Ochakov

Ochakov

 

a city and the administrative center of Ochakov Raion, Nikolaev Oblast, Ukrainian SSR. Situated on the bank of the Dnieper estuary, 58 km south of the city of Nikolaev. Seaport. Population, 14,200 (1974). The city has an experimental mussel- and oyster-canning branch of the Antarktika Complex, a winery, a bread bakery, a milk plant, and industrial and food-processing combines. The Chernomorets fishing kolkhoz is located in Ochakov, as are the A. V. Suvorov Museum of Military History and the P. P. Shmidt Museum.

In 1492 the Crimean khan Mengli Girei built on the site of the demolished Polish fortress of Daszów the Kara-Kermen Fortress, which soon passed to Turkey and was renamed Achi-Kale. The fortress subsequently became a military naval base and a bulwark of Turkish domination on the Northern Black Sea Coast. During the Russo-Turkish War of 1735–39, Russian troops took Ochakov on July 2 (13), 1737; but in accordance with the Treaty of Belgrade (1739), Ochakov remained in Turkish possession. In the course of the siege of Ochakov during the Russo-Turkish War of 1787–91, the Russian fleet inflicted a defeat on the Turkish fleet in the estuary; and the Russian Army, under the command of G. A. Potemkin, captured the fortress by storm on Dec. 6 (17), 1788. According to the terms of the Iaşi Peace Treaty of 1791, Ochakov was ceded to Russia. In 1906 the trial of the participants in the uprising led by P. P. Shmidt on the cruiser Ochakov was held in the city of Ochakov.


Ochakov

 

a cruiser of the Russian Black Sea Fleet, the crew of which fought in the Sevastopol’ uprising of 1905. It was laid down in 1901, but construction was not completed nor was the ship armed by the time of the uprising. The ship joined the fleet in 1907. Its displacement was 6,645 tons. Its armament included 12 152-mm and 22 smaller guns. It could take a crew of 570, but in 1905 it had 380 men aboard.

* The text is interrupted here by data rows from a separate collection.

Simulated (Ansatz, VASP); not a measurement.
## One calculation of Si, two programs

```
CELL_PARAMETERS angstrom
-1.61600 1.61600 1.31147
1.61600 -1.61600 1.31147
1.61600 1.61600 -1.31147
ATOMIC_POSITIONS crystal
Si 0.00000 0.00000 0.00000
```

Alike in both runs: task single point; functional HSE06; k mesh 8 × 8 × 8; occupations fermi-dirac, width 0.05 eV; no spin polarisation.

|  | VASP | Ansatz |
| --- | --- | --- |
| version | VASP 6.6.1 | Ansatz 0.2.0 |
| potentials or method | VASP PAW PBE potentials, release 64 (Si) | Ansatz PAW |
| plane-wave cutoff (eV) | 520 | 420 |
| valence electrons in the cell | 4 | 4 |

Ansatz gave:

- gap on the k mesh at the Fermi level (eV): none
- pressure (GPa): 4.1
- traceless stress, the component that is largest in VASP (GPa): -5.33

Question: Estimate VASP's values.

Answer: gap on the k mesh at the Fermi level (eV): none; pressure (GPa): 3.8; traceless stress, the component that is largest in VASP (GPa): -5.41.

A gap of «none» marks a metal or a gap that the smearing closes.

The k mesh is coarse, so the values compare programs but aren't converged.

The uprising on the Ochakov was organized by the Bolshevik military organization, headed by A. I. Gladkov, N. G. Antonenko, Churaev, R. V. Dokukin, Chibanenko, and V. I. Pletnev. On November 8, disturbances began among the ship’s sailors, who set forth a number of demands, some of which were of a general political nature. On November 13 the sailors arrested the cruiser’s officers, elected deputies to the Soviet of Sailors’, Soldiers’, and Workers’ Deputies, and established ties with the insurgent seamen of a naval division and the soldiers and workers on shore.

Lieutenant P. P. Shmidt, who was elected commander of the fleet by the insurgents, reached the Ochakov on November 14. The Ochakov was then joined by 11 small ships. On November 15 artillery fire was opened on the insurgent ships. Fire broke out on the Ochakov and other ships, and the crews abandoned the ships. The uprising was suppressed. The insurgents, who included 41 men from the Ochakov, were put on trial in February 1906. Lieutenant Shmidt, Seaman Antonenko, Machinist Gladkov, and Conductor S. P. Chastnik were sentenced to death and were shot. The rest were sentenced to various terms of hard labor and prison.

From 1907 to 1917 the ship was called the Kagul, and in April 1917 was renamed the Ochakov. In 1918 the Ochakov was captured by the White Guards and named the General Kornilov. In 1920, Wrangel took the ship to Bizerte.

REFERENCE

Voennye moriaki v period Pervoi russkoi revoliutsii 1905–1907 gg. Moscow, 1955. Pages 92–116.